6/10
Some nice moments, but falls short
23 October 2022
Max Linder gives us a couple of pretty humorous gags in Seven Years Bad Luck and this certainly isn't a bad film, but at 62 minutes instead of a 20 minute short, I found the comedy a little bit thin. It pains me to say that, given how much of a giant he was in the industry in the 1910's, and how influential he was to other comedians of the era. The premise is that a rich man who is about to be married accidentally breaks a mirror, thus setting off a string of unlucky events that have him losing his fiancée and ending up behind bars (once with lions, and once with a guy who gets violent if his back isn't scratched, you tell me which is more frightening).

The film is notable for its 'human mirror' bit, whose variations include one from Charlie Chaplin five years earlier in The Floorwalker and of course the classic Marx Brothers version from Duck Soup eleven years later. It's also got a funny scene where Linder avoids the train conductor by hiding behind a larger man as he walks around. The overhead shot of men all hoisting a drink at a bachelor party at the beginning, looking like a small version of something you'd see from Busby Berkeley, and the women popping up out of the ground near the end in a dream are also some nice touches.

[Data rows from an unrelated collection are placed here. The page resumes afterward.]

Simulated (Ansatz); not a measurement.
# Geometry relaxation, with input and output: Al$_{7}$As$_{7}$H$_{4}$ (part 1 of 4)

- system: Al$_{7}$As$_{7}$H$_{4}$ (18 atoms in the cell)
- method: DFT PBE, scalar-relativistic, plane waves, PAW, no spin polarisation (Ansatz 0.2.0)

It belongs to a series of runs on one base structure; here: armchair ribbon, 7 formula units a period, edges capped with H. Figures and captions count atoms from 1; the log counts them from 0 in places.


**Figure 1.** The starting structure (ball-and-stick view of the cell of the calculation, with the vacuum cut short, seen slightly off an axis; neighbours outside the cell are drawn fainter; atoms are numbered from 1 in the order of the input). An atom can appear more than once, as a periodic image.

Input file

One of the issues with the film for me was Linder himself, who while influential to Chaplin, Keaton, and perhaps Lloyd, didn't quite possess their charisma. His character is not very sympathetic, and Linder didn't spend any time developing any kind of humanism or sweetness with the role. He also doesn't take some of his idea far enough, e.g. The concept of seven years of bad luck from breaking a mirror, or running away from a bunch of cops. Buster may have gotten the idea for the latter and used it in The Goat, released later in 1921, or Cops (1922), but the mayhem he created was far more entertaining. Linder is a little bit too staid by comparison; it's a style that was a big part of his earlier success, but maybe it's the reason he failed to become as popular in Hollywood.